Light is finally being shed upon the bounty system that exists in the NFL.  Many of you are repulsed and absolutely stunned that a system like this exists; however, it really is just a blown-up version of what goes on at all levels of football.

Lets face it, football is a brutal sport.  It is a constant, violent struggle between the offense and the defense.  The objective of the offense is to march down the field and put the ball into the end zone for a touchdown.  The defense's job: Stop the offense by any means necessary.

A good way to slow down an offense is to intimidate it.  To intimidate the offense, the defense lays on big—and hopefully—clean hits.  What is more intimidating than knowing there are 11 men on the gridiron ready to annihilate you at any moment?  Nothing.  This is why quarterbacks and wide receivers get so rattled and underperform after they get hit constantly over the course of a game.

There is nothing wrong with attempting to lay a big hit on an offensive player.  It's simply a part of the game.  Think about it: How does the crowd usually react when Ray Lewis lays a monstrous hit on an opponent?  They cheer for him.  His teammates shout in approval.  This is true at all levels of football.  People cheer for big hits.

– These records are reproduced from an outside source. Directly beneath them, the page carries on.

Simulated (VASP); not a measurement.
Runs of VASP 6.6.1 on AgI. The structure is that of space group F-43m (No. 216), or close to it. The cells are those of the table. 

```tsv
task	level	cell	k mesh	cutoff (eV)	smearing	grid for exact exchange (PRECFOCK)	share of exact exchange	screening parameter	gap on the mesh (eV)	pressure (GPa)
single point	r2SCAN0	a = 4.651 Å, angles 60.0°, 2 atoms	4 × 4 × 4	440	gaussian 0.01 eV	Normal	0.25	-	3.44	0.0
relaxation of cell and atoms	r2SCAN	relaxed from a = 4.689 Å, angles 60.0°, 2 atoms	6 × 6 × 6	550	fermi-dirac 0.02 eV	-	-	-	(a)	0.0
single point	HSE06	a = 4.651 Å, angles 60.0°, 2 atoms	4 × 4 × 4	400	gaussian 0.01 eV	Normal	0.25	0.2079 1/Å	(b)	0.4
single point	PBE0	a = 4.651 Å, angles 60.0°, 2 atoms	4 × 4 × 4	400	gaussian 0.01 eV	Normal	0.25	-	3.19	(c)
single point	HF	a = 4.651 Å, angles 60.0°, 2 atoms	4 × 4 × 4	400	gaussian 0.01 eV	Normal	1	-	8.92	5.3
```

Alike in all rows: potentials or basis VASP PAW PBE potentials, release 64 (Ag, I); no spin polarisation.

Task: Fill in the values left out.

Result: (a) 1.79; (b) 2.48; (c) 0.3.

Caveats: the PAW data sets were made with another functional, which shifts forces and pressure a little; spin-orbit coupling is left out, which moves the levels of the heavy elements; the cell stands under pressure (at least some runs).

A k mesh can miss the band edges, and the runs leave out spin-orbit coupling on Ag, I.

This leads to modifications in defensive player's behavior.  For those of you who do not know what operant conditioning is, it "is a method of learning that occurs through rewards and punishments for behavior."  Defensive players are conditioned to want to hit people hard because it leads to a reward everyone likes: praise.

Since most defenders across all levels of football like to be praised for their efforts, they deliver big hits on the offensive players—not simply hits that are hard enough to bring the offensive players down, because those hits do not emit the same amount of praise.  Injuries are usually the by-products of big hits.  

In a way, a bounty system is established.  Defenders are being rewarded, with praise, for injuring opponents because those injuries are usually caused by the big hits defenders put on offensive players.

Larry French/Getty Images
Ray Lewis has been one of the hardest hitting defenders in the NFL since entering the league in 1996.

The New Orleans Saints took this bounty system to the next level by doing two things:

1. They promoted a bounty system.

2. They gave defenders the incentive, in the form of money, to injure opponents.  

This is why I find their version of the bounty system to be disgusting.  The game should never be played with the intent to injure another human being.

Bounty systems similar to the one the New Orleans Saints implemented must be eliminated from all of football; however, the bounty system that rewards defenders with praise cannot be eliminated.  It's just a part of the game.  Coaches and players won't acknowledge it, but deep down they know a bounty system based on the reward of praise exists.  Defenders often say they don't play to the crowd, but that simply isn't true.  

We enjoy watching them make big hits for our favorite team, and they enjoy the praise we give them for making those big hits.  

This is not only true at the professional level, but at all levels of football.